Though families businesses are the locomotive of development in Egypt and the Middle East, only 3 percent are capable of continuing until the fourth and fifth generation, dampening the chance of becoming large multinational companies, says Hazem Hassan from KPMG, a Dutch consulting firm.
In a workshop held by his company, Hassan said that many Egyptian family businesses have applied for professional advice and development programs so as to continue in the future under the management of the next generation.
The economies of Europe have advanced, he said, when the governments helped the family businesses develop their cadres to continue under the management of the next generations until they grew to become multinational companies.
Family business companies participated in the workshop with representatives of different generations of the family members and the administration.

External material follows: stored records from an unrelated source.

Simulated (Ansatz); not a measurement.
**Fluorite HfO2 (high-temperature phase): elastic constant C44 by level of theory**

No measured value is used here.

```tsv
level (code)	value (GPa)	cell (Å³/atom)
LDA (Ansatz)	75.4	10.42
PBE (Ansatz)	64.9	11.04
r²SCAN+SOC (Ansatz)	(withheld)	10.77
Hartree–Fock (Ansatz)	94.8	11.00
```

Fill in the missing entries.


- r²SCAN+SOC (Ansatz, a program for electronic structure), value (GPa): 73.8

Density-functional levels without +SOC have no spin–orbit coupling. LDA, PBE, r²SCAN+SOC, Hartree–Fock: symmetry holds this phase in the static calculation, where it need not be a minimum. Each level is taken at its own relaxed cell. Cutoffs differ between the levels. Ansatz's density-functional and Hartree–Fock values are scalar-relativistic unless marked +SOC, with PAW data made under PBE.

In his speech, Hazem Hassan said family businesses are the locomotive of development in Egypt and the Middle East, as international reports indicate that 90 percent of the companies in the Middle East are family businesses that contribute to 80 percent of the national income, account for 75 percent of the private sector and employ 70 percent of the workforce.
Yet he said the lifespan of 70 percent of those companies is limited to the lifespan of their founders, as 30 out of 100 businesses continue after the death of the founder.
This has made governments of developed countries help those businesses by reducing taxes and sharing the cost of development programs for them.
Hatem Montasser, the main partner of KPMG, said family businesses were strong in Egypt, except during the time of the nationalization. Yet they came back strong again and can now help Egypt achieve an economic growth rate of 8 percent within a few years, provided that the founders – not the sons – plan for the business to continue for generations to come.
To help the companies in this regard, KPMG invited to the workshop Christophe Bernard, who is in charge of the family business sector in Europe, the Middle East and Africa, and Jesus Casado, the EU secretary for family business, so as to exchange experience in this field.
Bernard said that decisions are taken by one person in family businesses, and that this kind of business is disciplined as required by the scarcity of the capital, and takes advantage of risks other companies have seen. Yet they soon close down or sell due to differences between the family members.
He said only the families that could overcome internal differences with clear policies succeeded in continuing with the third and fourth generations. He advised the families to revise such policies every five years so as ensure the right circumstances for their businesses to continue.